As soon as we bury our dead our norms will rise again, dragging us into fights about which politicians to blame, who will have to pay to make up for all the lost capital, and finding out who bought up all the Purell at the local store.

When all is said and done, this crisis might assist in eradicating poisonous theologies about prosperity and success. Or it could make them multiply.

We might have a chance to knock down our bigoted theologies of American (or Western) exceptionalism, too. Or we could see them reinforced.

All of that remains to be seen. All I know is, we will need preachers who can help us see, in any season, where the works of God are being made manifest. That starts now, as we devise new and creative ways to demonstrate love and compassion in public, alongside the old ways.

You were called for this: to bear witness to our experience of the works of God in times like these. Please don’t stop. And thank you for doing so, especially now.

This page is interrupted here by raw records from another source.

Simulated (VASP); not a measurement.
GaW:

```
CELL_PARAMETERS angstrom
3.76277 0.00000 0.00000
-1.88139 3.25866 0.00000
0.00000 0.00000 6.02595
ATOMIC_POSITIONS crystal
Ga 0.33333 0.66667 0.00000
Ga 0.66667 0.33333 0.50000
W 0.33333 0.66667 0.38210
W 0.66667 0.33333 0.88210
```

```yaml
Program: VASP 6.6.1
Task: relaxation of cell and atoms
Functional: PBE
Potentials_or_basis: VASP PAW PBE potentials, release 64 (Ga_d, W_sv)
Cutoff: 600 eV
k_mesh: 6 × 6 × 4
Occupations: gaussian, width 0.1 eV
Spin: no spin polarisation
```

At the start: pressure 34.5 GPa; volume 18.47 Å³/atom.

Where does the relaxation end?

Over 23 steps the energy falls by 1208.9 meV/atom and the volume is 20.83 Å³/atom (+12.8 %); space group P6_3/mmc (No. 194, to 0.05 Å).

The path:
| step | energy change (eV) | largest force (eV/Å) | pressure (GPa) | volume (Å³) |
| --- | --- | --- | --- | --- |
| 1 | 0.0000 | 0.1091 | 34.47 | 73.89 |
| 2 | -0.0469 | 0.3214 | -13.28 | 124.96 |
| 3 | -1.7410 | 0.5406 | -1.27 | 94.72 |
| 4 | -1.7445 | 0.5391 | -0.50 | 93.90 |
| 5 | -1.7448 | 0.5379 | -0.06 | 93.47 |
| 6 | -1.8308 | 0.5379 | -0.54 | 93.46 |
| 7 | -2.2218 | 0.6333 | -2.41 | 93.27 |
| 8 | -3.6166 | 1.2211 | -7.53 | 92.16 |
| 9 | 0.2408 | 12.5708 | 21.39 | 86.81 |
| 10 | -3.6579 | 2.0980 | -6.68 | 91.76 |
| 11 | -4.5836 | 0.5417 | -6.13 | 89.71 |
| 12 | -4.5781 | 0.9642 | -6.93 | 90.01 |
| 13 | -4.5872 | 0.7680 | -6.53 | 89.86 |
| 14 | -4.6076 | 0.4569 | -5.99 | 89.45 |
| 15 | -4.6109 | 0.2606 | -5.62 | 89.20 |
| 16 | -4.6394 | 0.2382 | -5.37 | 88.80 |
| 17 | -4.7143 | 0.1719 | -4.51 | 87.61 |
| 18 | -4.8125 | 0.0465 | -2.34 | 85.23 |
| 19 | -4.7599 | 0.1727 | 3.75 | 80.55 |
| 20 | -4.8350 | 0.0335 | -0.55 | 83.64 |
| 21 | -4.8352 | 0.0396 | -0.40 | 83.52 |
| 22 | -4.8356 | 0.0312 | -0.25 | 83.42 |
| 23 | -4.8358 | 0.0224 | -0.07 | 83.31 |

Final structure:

  1. On the Sermon Brainwave podcast for Lent 4A (March 22, 2020), Joy, Karoline, Rolf, and I have what I think is a valuable conversation about what Jesus means by “God’s works” in the John 9 context and how preachers can work with this story without exploiting the man or his blindness. We recorded that podcast long before we knew how chaotic and scary the week of Lent 4 might look like for most of us who are reading this column.
  2. Rodney Stark, The Rise of Christianity: A Sociologist Reconsiders History (Princeton University Press, 1996), 73–94.